Call me stupid but as far as I know FreeBSD *4.x* didn't have any AHCI (S)ATA support.


----------



## DutchDaemon (Jan 15, 2010)

Yeah, that's probably a fair assumption (that would be a _major_ MFC!). Can I still call you stupid? :e


----------



## SirDice (Jan 15, 2010)

For you I'll make an exception :e


----------



## rdbrock (Jan 16, 2010)

KarelPerez said:
			
		

> I'm having a similar issue installing an olive on freebsd.
> 
> I'm fallowing this guy instructions. everything goes well until i get to the point where i run the pkg_add /var/tmp/jinstall.
> 
> ...


never did get it working yet, did not have time to revisit yet.
I know it's possible, people at my work have it running on PII 233mhz machines, I'm going to get with them and see how they did it, and I'll come back here and explain.  There is also a full wiki on this, havent had a chance to read yet as I got stuck on partitioning.

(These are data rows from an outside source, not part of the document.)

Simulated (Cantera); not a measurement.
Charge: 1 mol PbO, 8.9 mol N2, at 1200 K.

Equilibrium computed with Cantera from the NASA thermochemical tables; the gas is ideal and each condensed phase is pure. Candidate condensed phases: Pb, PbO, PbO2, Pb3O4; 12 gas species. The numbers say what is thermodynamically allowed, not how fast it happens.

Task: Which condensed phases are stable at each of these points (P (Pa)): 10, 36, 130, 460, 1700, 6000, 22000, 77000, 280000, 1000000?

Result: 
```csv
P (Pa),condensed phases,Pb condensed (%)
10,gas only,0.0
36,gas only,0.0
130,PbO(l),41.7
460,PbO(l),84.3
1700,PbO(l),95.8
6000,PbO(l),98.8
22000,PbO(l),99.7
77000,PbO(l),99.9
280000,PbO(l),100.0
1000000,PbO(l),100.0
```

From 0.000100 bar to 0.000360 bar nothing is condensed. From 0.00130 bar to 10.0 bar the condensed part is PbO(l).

Olive wiki  http://juniper.cluepon.net/index.php/Olive


----------



## rdbrock (Jan 16, 2010)

rdbrock said:
			
		

> never did get it working yet, did not have time to revisit yet.
> I know it's possible, people at my work have it running on PII 233mhz machines, I'm going to get with them and see how they did it, and I'll come back here and explain.  There is also a full wiki on this, havent had a chance to read yet as I got stuck on partitioning.
> 
> Olive wiki  http://juniper.cluepon.net/index.php/Olive



If someone beats me to a step by step, please post it here.
I beleive the wiki link above has some very usefull tips installing on the mini 4.4 Freebsd iso, you just need intel NIC chipsets and MB from what i understood.


----------



## KarelPerez (Jan 17, 2010)

The Main reason it failed is because i had selected Scsi under the Hard drive Virtual Node Configuration, I selected Ide and the Install was succesfull. Thanks everyone ..


----------